SENECA FALLS — For the second time, Federal District Court Judge Charles Siragusa has ruled that Seneca County cannot foreclose on tax-delinquent properties of the Cayuga Nation.

And, also for the second time, Seneca County will appeal that ruling to the 2nd Circuit Court of Appeals in Manhattan.

In his first ruling, which was issued in 2015, Siracusa granted the Cayugas’ request for a preliminary injunction prohibiting the county from foreclosing on several tribe-owned properties in Seneca Falls. County officials claimed the U.S. Supreme Court, in City of Sherrill v. Oneida Indian Nation of New York, ruled the Cayugas do not have a federally recognized sovereign reservation and, until that happens, must pay local taxes.

Siragusa said while the taxes indeed may be due, the tribe’s sovereign immunity from litigation prohibits the foreclosures.

The 2nd Circuit Court of Appeals upheld Siragusa’s 2015 ruling. The county’s former law firm, Harris Beach, missed a key deadline, negating its hope of having the case go before the Supreme Court. As a result, the matter was referred back to Siragusa for a decision on the Cayugas’ motion for summary judgement.

Oral arguments happened Thursday. Siragusa ruled on Friday.

“The judge also preserved the Nation’s claims under the 1790 Indian Non-Intercourse Act, a statute that requires that any sale of Indian lands be made by treaty, the 1794 Treaty of Canandaigua, the Indian Commerce Clause of the Constitution and state laws which exempt any property within an Indian reservation from taxation,” Cayuga Nation leader Clint Halftown said in a written statement following Friday’s decision. “The judge’s decision recognizes rights of our people over our reservation lands that were made into law over two hundred years ago and are still the law today. Only Congress can disestablish a reservation.”

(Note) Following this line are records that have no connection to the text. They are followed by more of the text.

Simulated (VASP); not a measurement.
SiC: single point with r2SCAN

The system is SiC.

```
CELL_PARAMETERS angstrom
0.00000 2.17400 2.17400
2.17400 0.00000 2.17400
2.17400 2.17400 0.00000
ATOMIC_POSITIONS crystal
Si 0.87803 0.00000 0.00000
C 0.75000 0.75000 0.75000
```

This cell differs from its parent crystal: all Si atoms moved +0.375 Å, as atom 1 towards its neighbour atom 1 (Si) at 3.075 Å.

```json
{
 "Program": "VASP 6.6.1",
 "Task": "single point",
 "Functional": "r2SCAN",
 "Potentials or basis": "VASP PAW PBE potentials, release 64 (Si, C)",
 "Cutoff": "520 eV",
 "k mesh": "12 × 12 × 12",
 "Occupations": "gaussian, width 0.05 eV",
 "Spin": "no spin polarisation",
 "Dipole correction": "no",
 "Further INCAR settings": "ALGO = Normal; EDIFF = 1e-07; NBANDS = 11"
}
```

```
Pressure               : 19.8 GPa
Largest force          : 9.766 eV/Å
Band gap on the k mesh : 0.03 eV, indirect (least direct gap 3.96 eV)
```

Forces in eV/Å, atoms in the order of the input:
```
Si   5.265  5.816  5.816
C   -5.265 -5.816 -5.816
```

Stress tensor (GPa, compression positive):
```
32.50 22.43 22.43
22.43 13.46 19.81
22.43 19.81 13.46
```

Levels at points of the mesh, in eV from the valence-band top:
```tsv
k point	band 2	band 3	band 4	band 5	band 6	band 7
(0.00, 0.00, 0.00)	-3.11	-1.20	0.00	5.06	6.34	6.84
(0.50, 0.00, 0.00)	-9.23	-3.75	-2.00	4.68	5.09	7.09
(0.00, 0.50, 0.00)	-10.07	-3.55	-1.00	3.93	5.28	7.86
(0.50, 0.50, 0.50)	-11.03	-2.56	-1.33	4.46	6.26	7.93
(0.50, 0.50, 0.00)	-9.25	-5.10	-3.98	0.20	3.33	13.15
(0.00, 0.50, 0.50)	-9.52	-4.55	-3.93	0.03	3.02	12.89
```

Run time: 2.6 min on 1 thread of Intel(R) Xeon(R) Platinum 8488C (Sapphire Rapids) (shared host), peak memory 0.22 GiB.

Seneca County Attorney Frank Fisher said Siragusa’s ruling was not a surprise.

“This is what we expected and figured would happen,” Fisher said. “The issues haven’t changed from Judge Siragusa’s first decision, and now that he’s ruled, we can go to the appeals court and eventually to the Supreme Court, where it needs to go.

“We just want justice for the taxpayers. The law says the Cayugas owe those property taxes. The issue is how to enforce collection in light of their sovereignty claims.”

Fisher said he expects the appellate court to uphold Siragusa’s decision.

“We either need to go to the Supreme Court for a ruling in our favor, or Congress can do something about this issue,” Fisher stated. “It’s a serious issue. The (Cayuga Nation) is not a super sovereign tribe that can ignore the law. The judge’s ruling was appropriate in the context of the status of the law today. We have to move forward to get to the Supreme Court.”

The Cayugas have bought roughly 1,200 acres of land from willing sellers since 2003, mostly in Cayuga County. They have filed an application to put 129 acres of that property into tax-exempt federal trust. A decision on that application is pending.